Mr Leow has been an Australian resident for tax purposes for 6 years. United Nations offered him a job in an engineering role. The service was to be rendered in Somalia. The employment contract agreement was made between Mr Leow and an independent foreign company. Mr Leow was paid $25,000 by the independent foreign company under United Nation’s supervision. Mr Leow was offered this job in June 2010 and he was out of Australia continuously from 1 August 2010 to 14 November 2010. Mr Leow argues that the income he received from the service rendered in Somalia is exempt under s23AG of ITTA36. This essay will discuss about the tax liability of the income he received by reviewing his residency, identifying the source of income and the use of s23AG.
Firstly it is important to identify to see whether Mr Leow is still a resident of Australia. The most relevant test used in this case is the domicile test. Domicile test is used to see if an Australian resident is still an Australian resident. This test was used on <Applegate case> to identify whether the tax payer had a place of adobe out of Australia. The court ruled that the tax payer was no longer an Australian resident, because he has a permanent place of adobe overseas. From the information given on the first paragraph, we don’t have a clear knowledge on whether Mr Leow is going to come back and that it was only a temporary contract. The reason why he came back to Australia is unknown. In the case Mr Leow, his intended length of the stay in Somalia is unknown since the information is not clear enough to identify the period term on his contract. The intention of Mr Leow coming back to Australia, if Mr Leow has abandoned any residence in Australia and that he had a particular place in Somalia is not existent from the information given. Though in Mr Leow’s case, it can be argued that Mr Leow did not have a permanent place of adobe in Somalia, and assuming Mr Leow has not sold his resident in Australia, Mr Leow satisfies the domicile test as a resident of Australia as his place of adobe is still in Australia.
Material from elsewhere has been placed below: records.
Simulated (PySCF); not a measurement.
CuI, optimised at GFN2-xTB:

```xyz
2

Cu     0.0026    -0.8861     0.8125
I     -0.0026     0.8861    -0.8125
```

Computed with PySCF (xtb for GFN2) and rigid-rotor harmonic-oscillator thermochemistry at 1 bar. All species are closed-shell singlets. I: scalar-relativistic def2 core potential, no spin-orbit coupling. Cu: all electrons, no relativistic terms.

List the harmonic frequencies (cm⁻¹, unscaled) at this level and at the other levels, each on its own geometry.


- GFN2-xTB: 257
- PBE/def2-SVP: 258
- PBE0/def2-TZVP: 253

Secondly, the source of the income received from Mr Leow’s service rendered needs to be identified for it to be taxed appropriately. To the extent of the information given, the contract was made (place of contract made unknown) between Mr Leow and the Independent Foreign Company and that the service was rendered in Somalia. The source of income can be determined from either which signing of the contract took place or the place where he rendered his service. From the information given, it is unclear where the signing of the contract took place. But it is evident that Mr Leow rendered his service as an engineer in Somalia. If the skill level of Mr Leow’s carrying job title and that the job requires highly skilled engineers, the place where the contract was made will be relevant in deciding the source of income. Otherwise, where the service was rendered will become relevant. If Mr Leow’s providing a highly skilled service, the place where he made the contract will determine his source of income. From the information given, it is likely that Mr Leow signed the contract in Australia when he received the offer in June 2010. Therefore, the source of income is from Australia and shall be taxed accordingly. Otherwise, the place where he performed such work will determine his source of income. Since Mr Laow rendered his service in Somalia, the source of income is from foreign grounds and the income will be tax accordingly.
Thirdly, there is a possibility of Mr Leow’s income being listed as an exempt income. The s23AG lists several circumstances which determine whether an income is exempted or isn’t exempted. This is a critical step to find out if Mr Leow is liable to be taxed on the amount he received during his service in Somalia. In s23AG(1) points out if a tax payer conducts service overseas for not less than 91days, the income earned is exempt. Under this section Mr Leow’s income will be exempt as Mr Leow was continuously in Somalia from 1 August 2010 to 14 November 2010 (135days excluding end date). S23AG(6) further explains the meaning of ‘engaged in foreign services’ which says the duration measured should only be between the date Mr Leow started his service and finish his service. The information given is not clear as to when Mr Leow has actually started and finished his service while he was in Somalia. There are several conditions which allow or disallow exemptions even when it is allowed in s23AG(1). S23AG(1AA) and s23AG(2) lists the conditions for exemptions and non-exemptions of income. Mr Leow will need to prove that he does meet all the conditions that his income is exempt. From research, it is shown that Somalia does not have Double Tax Agreement with Australia. Somalia does have an income tax system but does not specify that foreigner who renders service there is also taxed on income. If Mr Leow has paid income tax for the amount he received, then Mr Leow will most likely not liable to pay tax in Australia for his income made from Somalia. If Mr Leow didn’t pay income tax, then Mr Leow is most likely liable to pay income tax for the money earned in Somalia.
By Looking at the sections, legislations and cases, matching them and comparing it with Mr Leow’s case, it is reasonable to believe Mr Leow is a resident of Australia during the period he was in Somalia assuming he had intentions to come back; it is reasonable to believe the source of income was foreign as the services were conducted in Somalia; and under the s23AG, it is reasonable to believe that the income earned overseas most likely be exempt under s23AG(1).